IT / COM No. 1
so i am in school. and although i have my laptop and the cable that's able to access me to the internet, i am not able to use it because the chinese teacher would never allow us to stay in class and do our own stuff. so i am here, in the library trying to do some research on why supermarkets in UK started selling petrol whereas petrol kiosks in Singapore have resorted to introducing "convenience stores" within their premises but of course, to no avail because the Caltex website has proved itself useless and Google isn't giving me results that i am searching for. so how am i going to do the group report and hand it in on Friday? easy, never.i wonder if geographical factor applies to this "supermarket selling petrol and petrol kiosks opening minimarts" question. i mean, UK is relatively big, ok, BIG. and Singapore is so deprived of land. right?
i am going to digress from that stupid economics project of mine. it's good to have good old john to talk to again. i can open up about almost everything and not worry about having information leaking out and spreading around Singapore because good old john is an American that lives in America. and he knows almost none of my friends, so good old john has no one to tell. :D i'm lovin' good ol' john. nyeh. and dear uncle if you are reading this, just don't think about this because thinking is bad for your brain especially if you have too much time that going to the nursery to pick out plants for your maid to water becomes an exciting activity. hehe. yah, i am a bad niece.
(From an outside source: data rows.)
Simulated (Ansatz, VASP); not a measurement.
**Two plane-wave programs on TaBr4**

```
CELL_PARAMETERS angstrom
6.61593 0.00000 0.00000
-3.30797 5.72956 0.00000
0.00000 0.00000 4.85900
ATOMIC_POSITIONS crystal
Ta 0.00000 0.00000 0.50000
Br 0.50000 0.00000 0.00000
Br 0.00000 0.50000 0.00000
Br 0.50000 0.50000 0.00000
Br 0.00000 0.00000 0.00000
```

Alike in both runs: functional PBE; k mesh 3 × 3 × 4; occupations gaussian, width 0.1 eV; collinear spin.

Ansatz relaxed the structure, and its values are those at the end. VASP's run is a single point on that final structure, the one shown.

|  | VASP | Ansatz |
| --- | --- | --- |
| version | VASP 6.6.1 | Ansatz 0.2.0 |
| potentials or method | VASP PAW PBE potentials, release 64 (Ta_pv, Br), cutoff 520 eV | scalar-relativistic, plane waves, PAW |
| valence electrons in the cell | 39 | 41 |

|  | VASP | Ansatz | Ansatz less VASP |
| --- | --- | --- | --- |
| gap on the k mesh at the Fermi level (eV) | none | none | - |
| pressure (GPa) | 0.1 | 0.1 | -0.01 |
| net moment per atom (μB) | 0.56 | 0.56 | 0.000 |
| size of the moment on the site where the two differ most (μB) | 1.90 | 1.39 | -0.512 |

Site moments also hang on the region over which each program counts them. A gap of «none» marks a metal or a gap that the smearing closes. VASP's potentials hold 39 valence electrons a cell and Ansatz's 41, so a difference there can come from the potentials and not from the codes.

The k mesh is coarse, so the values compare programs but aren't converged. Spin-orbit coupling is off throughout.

i shall not talk about whatever that happened to the Carnival@Marina outing that my family had intended to have. it just irritates me. GRR. some ppl ah, -shuts up-.
i once read a blog that said, "THERE, A MUNDANE ENTRY FOR ONCE. WHICHEVER PART OF THIS ENTRY INTERESTS YOU AND AFFECTS YOUR LIFE?". maan, i'm feeling him. so, which part of what i typed above interests you and affects your life?
**(randomismonity.)
-my attempts at html for my very pervertic friend and his porn site.-
him: how come it does go to the next line? how come it just continues from the last sentence? EH HELP ME I AM DUMB BUT HORNY.
me: add the br tags like how i taught you the other day. it's rather idiot proof you know, i don't understand how you just can't get it at all. even the webmonkey cheatsheets are a total giveaway.
him: oh. the BRA BRA BRA BRA BRA BRA tags. man, you're putting thoughts into my head. be back later. got things to do. like BRA tags.
sometimes i don't know why i am friends with weirdos like him.